They have forgotten that the English language is full of exceptions.  The rule, or really just a rule of thumb, was to use “fewer” with countable nouns EXCEPT when mentioning a specific number.  So standard English would be “less than three books,” “three books or less,” and of course “one less book.”

Now that I’ve read Moby Dick I have one less book to read on my list of classics.  But sigh … the three-year-olds have taken over, and they want us to read one fewer book.  Soon they will want us to say we falled down or runned away.  After all, the rule says to use “-ed” to form the past tense.  Every three-year-old knows that.  Sigh.

Tuesday 6 August 2013

On Not Being Kind





The other day I shared a link on Facebook of a commencement address by the writer George Saunders, who told the graduating class that the things he most regretted in his life were the missed opportunities to be kind.  His message was, of course, to be kind, but beyond that he sketched out a theory of why people aren’t always kind, and he settled on selfishness.

Which may be part of the answer, but I think there’s more to it than that.  There’s more different types of people than that.  I think it’s a mistake to think that everyone’s failure to be kind has the same cause.  Some people, for instance, are too shy.

Shy, you ask?  What does shyness have to do with kindness? 

Well, suppose you’re a shy person and you see someone who could maybe use a hand; you even think, they could use a hand; they’re struggling with that silly bus window which I’ve learned how to open; I could help them, be kind, be nice.

But then you think, Maybe they don’t want a hand.  Maybe they’d even be mortified if someone offered them help, as if we were saying, We don’t think you’re capable of opening a window. 

Of course, some people (not shy types) have a way of offering help.  “Oh, those windows are a real bugger,” they might say.  “It took me years to figure them out.  Here’s the trick.”

Or something like that, to put the other person at ease and show you’re not judging them.  And then you can help them and everyone is happy.

But the shy person doesn’t think of those things naturally, and they’re afraid of being rebuked for offering help.  Maybe their intentions will be misinterpreted.  That little girl that George Saunders wanted to help when they were both in school; maybe she would have shrunk from assistance from some boy she didn’t know.

Of course, the confident person might shrug such a rebuke off.  But the shy person might not.

And beyond shyness there’s sometimes just what the philosophers might call a category error.  Sometimes the person who needs help is in a category you don’t expect to have to help. 

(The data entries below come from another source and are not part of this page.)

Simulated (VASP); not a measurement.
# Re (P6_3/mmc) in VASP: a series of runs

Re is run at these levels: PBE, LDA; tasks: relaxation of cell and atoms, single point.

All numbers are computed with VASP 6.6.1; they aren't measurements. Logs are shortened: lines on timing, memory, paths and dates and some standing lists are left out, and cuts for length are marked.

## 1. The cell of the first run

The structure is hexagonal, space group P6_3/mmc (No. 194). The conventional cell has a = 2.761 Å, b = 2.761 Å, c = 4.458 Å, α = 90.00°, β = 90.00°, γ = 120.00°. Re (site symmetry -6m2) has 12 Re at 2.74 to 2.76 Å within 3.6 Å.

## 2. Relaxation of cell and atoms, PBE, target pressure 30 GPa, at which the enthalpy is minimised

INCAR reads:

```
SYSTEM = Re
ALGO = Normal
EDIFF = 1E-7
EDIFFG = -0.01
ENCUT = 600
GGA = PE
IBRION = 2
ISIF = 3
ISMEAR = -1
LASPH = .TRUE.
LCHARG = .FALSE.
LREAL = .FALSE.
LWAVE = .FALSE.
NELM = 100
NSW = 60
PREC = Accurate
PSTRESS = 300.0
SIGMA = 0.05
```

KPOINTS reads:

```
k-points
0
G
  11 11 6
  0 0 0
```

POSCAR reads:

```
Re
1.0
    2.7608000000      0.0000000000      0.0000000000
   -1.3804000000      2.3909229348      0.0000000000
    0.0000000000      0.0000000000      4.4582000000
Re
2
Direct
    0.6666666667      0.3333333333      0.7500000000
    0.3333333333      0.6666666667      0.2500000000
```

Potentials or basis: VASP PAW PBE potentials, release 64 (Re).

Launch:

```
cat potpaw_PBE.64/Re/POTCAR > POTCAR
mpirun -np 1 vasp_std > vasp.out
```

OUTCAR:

In that post of mine about Passive Revenge, I didn’t expect to have to help the older boy who had given me a derisive nickname.  (I did help that time, but only because a person in authority told me to.  Which no doubt suggests all sorts of things which will have to wait till another blog post.)

One time when I was an undergraduate at McGill the History Department secretary, an imposing figure before whom I cowered, slipped on the ice while walking across campus.  I happened to be right there.  I froze, so to speak.  Others rushed forward to offer assistance, but I just stood there.

Not from pleasure; it wasn’t like people laughing at someone slipping on a banana peel.  It was a not being sure what to do.  Perhaps because this was an authority figure who I would never have thought of as someone needing my help.  Or perhaps because at that young age I had not learned how to offer help.  Or perhaps because of the shyness and uncertainty I’ve already mentioned.

People need to become more confident.  It’s not so much selfishness that needs to be overcome (well, maybe for some people; not you and me, of course).  Some people need to learn how to help, how to offer, how to follow their instincts, how not to over-think, how to tolerate rebukes if the person doesn’t really need help.  Some …

Wednesday 31 July 2013

Passive Revenge



My last post about how us timid types got our revenge on the more aggressive campers because the more aggressive ones were foolish enough to try an experiment on themselves reminds me of another occasion of what I might call Passive Revenge.

It was a couple of years after the camping experience.  If I was eleven then, I was about fourteen this time, and off on a student exchange in New York City.  What a weekend we chose for the exchange: the night we got there Martin Luther King was assassinated, and the city suddenly became a dangerous place.

But that’s not what this story’s about.  I played the violin in the school orchestra, which made me feel a bit dorky because only girls did that; there was only one other boy violinist in the school.  The other boys played manly instruments like trombones.  The result, though, was that I got to go on the exchange at a younger age than most of the other boys: only the senior trombonists went, but there weren’t that many violinists, so the younger ones went too.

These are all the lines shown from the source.